‘For the Many Not the Jew’ Graffiti Found at California State University, Fullerton
Graffiti reading “for the many not the jew” was found at the California State University, Fullerton, campus on Tuesday.
The message was written in black marker on an electric utility box outside the university’s College Park building, according to photos shared online. It was denounced as antisemitic by social media users as well as the Coordination Forum for Countering Antisemitism, an Israel-based monitoring organization.
A university spokesperson told The Algemeiner that the graffiti — which was removed Tuesday afternoon — “was immediately reported to the university police as well as senior leadership.” An investigation is ongoing.
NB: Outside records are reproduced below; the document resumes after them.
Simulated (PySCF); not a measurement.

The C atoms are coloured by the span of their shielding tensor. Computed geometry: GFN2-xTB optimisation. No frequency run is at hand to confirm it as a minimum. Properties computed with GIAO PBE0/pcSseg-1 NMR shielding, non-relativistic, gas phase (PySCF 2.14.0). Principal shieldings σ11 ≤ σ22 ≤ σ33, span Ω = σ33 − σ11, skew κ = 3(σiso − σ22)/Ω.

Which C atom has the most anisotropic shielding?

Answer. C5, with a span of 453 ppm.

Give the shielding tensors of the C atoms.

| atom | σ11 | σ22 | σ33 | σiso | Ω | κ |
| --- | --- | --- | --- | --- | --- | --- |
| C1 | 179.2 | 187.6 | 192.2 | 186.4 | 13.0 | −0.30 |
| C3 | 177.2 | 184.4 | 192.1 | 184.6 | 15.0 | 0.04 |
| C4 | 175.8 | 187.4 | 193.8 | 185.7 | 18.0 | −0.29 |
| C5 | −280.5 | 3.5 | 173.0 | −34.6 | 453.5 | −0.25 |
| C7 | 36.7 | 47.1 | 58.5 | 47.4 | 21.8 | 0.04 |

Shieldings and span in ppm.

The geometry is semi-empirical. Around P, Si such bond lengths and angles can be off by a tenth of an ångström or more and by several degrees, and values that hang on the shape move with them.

CSUF President Fram Virjee condemned the vandalism in a statement, saying it “was not only offensive, hurtful, and abhorrent, it was an affront to everything that we, as an inclusive, welcoming, and diverse campus community, stand for.”
“[Our] stance is clear: we will not tolerate these kinds of hateful, criminal acts in or around our campus community,” he added.
The slogan appears to invoke the motto of the British Labour Party, “For the many, not the few.” Both the party and its far-left leader Jeremy Corbyn, have been accused of fostering antisemitism by leaders of the UK Jewish community.
Isaiah Kuli Nieto-Goldman, president of CSUF’s Hillel club, told the student-run Daily Titan that the vandalism shook Jewish students on campus.
“For me, it doesn’t matter if it comes from a fellow student or somebody on the outside,” Nieto-Goldman said. “The fact that it’s that close to me and it’s still showing up in places that I need to be in … it shows that it’s close enough.”
Late last month, after CSUF students and others held a vigil in honor of the victims of the Pittsburgh synagogue massacre, Beth Jacob synagogue in nearby Irvine was defaced with the words, “F*ck Jews.”
According to recently-released FBI statistics, antisemitic attacks rose by 37 percent in 2017, accounting for more than 58 percent of all hate crimes motivated by religious bias. Other groups targeted last year included Muslims, who faced nearly 19 percent of religious bias attacks, and Catholics, at more than 4 percent.